Founded in 1964 and active through to 1971, the Circle Art Group was regarded as Hong Kong's 'local avant-garde'.1 Their abstract art practices were described as 'entrenched within a Chinese tradition', whilst 'fighting internal battles' between East and West, 'which produce[d] new unexpected forms and concepts.'2 Arguably, these two cardinal constructs were used as fixed anchors so that the Group's practices could be interpreted as combining and reinventing these cultures and philosophies.
By examining a number of local and international exhibitions that the Circle Art Group were part of at the time, this text considers how the Group navigated and leveraged existing mechanisms of exhibitions and relationship networks for themselves and their peers. The intention is to show, through Circle Art Group's exhibition activity, how Hong Kong's art scene was already cosmopolitan and international during the 1960s and 70s.
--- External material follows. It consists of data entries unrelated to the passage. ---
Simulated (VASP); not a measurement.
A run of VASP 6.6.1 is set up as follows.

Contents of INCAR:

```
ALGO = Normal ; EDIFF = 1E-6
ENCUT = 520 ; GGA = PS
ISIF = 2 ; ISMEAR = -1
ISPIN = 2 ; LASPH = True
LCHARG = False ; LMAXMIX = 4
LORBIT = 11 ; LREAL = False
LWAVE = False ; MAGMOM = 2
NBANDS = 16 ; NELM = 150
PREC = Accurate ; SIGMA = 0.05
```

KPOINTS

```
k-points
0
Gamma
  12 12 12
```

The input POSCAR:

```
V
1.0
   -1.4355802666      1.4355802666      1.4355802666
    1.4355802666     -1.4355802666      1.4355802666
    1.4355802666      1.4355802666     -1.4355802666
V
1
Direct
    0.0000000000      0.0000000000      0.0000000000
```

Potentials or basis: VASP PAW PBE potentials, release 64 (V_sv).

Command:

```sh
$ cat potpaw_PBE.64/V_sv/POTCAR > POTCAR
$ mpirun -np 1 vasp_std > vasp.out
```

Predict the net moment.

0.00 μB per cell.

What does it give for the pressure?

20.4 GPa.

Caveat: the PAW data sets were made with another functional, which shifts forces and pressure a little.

The Circle Art Group primarily included nine to eleven members during its active years: all Hong Kong-based men, some of whom are now among the city's most well-known artists, such as Hon Chi Fun (韓志勳, b. 1928, Hong Kong), Wucius Wong (王無邪, b. 1936), and Cheung Yee (張義, b. 1936, Guangdong).3
Hon, who is recognised for his silkscreen prints and abstract spray-gun paintings of circular forms, became Hong Kong's first artist to receive the Rockefeller Grant in 1969. With this support, he travelled to the USA and beyond, including Nicaragua and India.4 Wucius Wong is predominately known for his ink paintings, which elude distance and perspective through the incorporation of design elements such as grid lines. From 1968 to 1974, Wong was assistant curator at the City Hall Museum and Art Gallery, organising many exhibitions and museum acquisitions.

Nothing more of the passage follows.